Strachey’s syntactical style enables the reader to dilute a clear view of Nightingale’s life. His creative tone in using rhetorical questions eradicates Nightingale’s courageous endeavor and capabilities. From lines 20 to 22, Strachey exhibits the truth that even when her sister had shown a “healthy pleasure” in tearing up her dolls, she should a “morbid one” sewing them back up.
This idea seems particularly demonic and malevolent (the feeling she expresses while sewing her dolls) because she feels a sense of guilty enjoyment in fixing something that is not perfect. Her gratification is that of healing and “herself as matron moving about among the beds”. Continuously, these rhetorical questions delineate a fact and expound it further enhancing the reader to fully understand the structure of Nightingale’s motivations and drive.
Another strategy that Strachey uses is the use of long and ornate sentences that are broken off by telegraphic ones.
This technique enables the audience to feel an utmost sincere admiration for Nightingale (line 2 through 12). With the reader’s emotions at a peak, Strachey quickly halts your train of thought and hits you with a complete opposite idea. This makes the reader more vulnerable to what the author has to say because it catches them at their weakest moment (overflowing with sentiment). Strachey further commends in making Nightingale look like a legendary women who has undergone apotheosis causing the story to become an epic one.
By living in the era of the Victorian age, Florence Nightingale’s story is an even more honorable one. This period came with the discrimination of women and their societal roles which intervened with Nightingale’s bourgeoisie life. Opposing all the luxuries and dealing with the struggle pushed upon her makes her an immense figure in time. She fought for what she wanted: she opposed her family, the elite society, and the status quo that women didn’t work. With this, she possessed the energy to collect knowledge and achieve what she had “determined she would do in the end”: – gain her independence. Unlike the myths that casted Nightingale to a simple life, she “was not as facile fancy painted her”. She was a courageous woman who fought for what she believed in, even if it was morbid.
In the last paragraph, Strachey defies a quote that her mother gives about Miss Nightingale. In this, she mockingly states that “We are ducks… who have hatched a wild swan”. This quote, though given by Mrs. Nightingale, represents Florence Nightingale’s perception of her family (taken from the mother viewpoint). In reality she is blind that the idea that Florence has a different path to follow which involves helping the ill-fated humans. It is as if Mrs. Nightingale is embarrassed that she has done something with her life. In reality, Miss Nightingale is “an eagle”. She casts a brave, bold and independent shadow that wants to soar above the limitations of her family and social class.

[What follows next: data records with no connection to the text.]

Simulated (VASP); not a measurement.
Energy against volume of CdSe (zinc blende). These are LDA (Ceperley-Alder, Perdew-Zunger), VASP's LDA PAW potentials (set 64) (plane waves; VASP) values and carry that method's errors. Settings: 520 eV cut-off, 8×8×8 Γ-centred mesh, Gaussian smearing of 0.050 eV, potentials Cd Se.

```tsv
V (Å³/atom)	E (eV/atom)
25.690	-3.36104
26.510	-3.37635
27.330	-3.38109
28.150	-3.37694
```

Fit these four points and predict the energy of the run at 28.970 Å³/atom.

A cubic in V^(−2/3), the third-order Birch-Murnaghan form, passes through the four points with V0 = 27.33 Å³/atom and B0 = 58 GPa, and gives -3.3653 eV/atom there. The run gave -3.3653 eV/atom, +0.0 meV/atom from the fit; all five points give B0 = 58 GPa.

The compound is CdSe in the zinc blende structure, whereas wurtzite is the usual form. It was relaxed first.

Florence Nightingale’s strive is marked with accomplishments and greatness because she surpassed all her obstacles, “held firm, and fought her way to victory”. This suffrage has made her stronger which is one of the reasons Strachey admires her. She did not get her life job on a silver platter; she worked for it, and passed through much hardship, making the prize the more rewarding. His via from the popular perceptions to reality permits the reader to comprehend the illusion and see that the reality was even superior and audacious; “in the real Miss Nightingale there was more than was interesting than in the legendary one”. Even his melancholic tone and diction towards Nightingale renders the stance that she was an amazing woman and worked her way out of the “tortures of regret and remorse” that were compelled deep inside her mind.